I suspect that many of the arguments put forward to exempt Israeli academia from sanctions (even though they are couched in the universalist language of protection of free inquiry and in defense of academic freedom) are colored by and derive their legitimacy from this deep-seated exceptionalism. I know that many individuals who supported the boycott of South African universities in the anti-apartheid era are arguing vigorously now against the proposed sanctions against Israeli institutions, the vast majority of which, it is important to add, happen to be state institutions.
One of the most common arguments against the boycott is that it is a form of collective punishment which will hurt those Israeli scholars who have built ties with Palestinian colleagues (some may be engaged in joint research projects with Palestinians) and are actively engaged in the struggle against the colonial occupation of Palestinian lands. Some have even argued that the boycott might actually limit the capacity of Israeli human rights and other activists to fight for justice in Palestine.
I would like to make several comments concerning these arguments from my position here in the Palestinian academy.

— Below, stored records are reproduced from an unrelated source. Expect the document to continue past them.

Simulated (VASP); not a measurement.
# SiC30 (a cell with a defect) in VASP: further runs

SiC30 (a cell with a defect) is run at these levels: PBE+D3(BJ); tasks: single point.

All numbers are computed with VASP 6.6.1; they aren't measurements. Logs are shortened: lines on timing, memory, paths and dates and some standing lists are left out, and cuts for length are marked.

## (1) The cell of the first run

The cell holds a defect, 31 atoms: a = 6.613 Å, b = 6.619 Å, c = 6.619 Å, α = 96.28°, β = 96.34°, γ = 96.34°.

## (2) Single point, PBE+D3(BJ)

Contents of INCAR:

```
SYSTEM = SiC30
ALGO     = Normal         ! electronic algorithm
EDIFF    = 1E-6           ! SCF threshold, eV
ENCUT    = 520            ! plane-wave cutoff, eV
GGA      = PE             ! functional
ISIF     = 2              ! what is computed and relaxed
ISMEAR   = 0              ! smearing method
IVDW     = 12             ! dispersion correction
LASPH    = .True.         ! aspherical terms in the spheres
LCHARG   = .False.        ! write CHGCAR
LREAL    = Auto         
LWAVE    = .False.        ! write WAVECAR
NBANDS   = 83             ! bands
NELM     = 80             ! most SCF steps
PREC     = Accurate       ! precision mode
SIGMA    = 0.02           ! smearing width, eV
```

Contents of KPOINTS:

First, to respond to arguments concerning the academy as an institution, I would like to point out that the academy has never been the sacred place it is purported to be. It has been a haven for many scholars either in the outright service of repressive states, or for those who have rewritten history in defense of colonial projects. European and American universities are no exception, and I daresay that the Israeli academy is not either. The academy, therefore, has not always lived up to what some may consider its moral duty to expose oppression and unmask the oppressor, and to write history from the perspective of the dispossessed. Sanctions negatively affecting academics, in my view, are no more objectionable than those affecting growers, manufacturers, exporters (not to mention small retailers, poor workers, farmers, and soldiers).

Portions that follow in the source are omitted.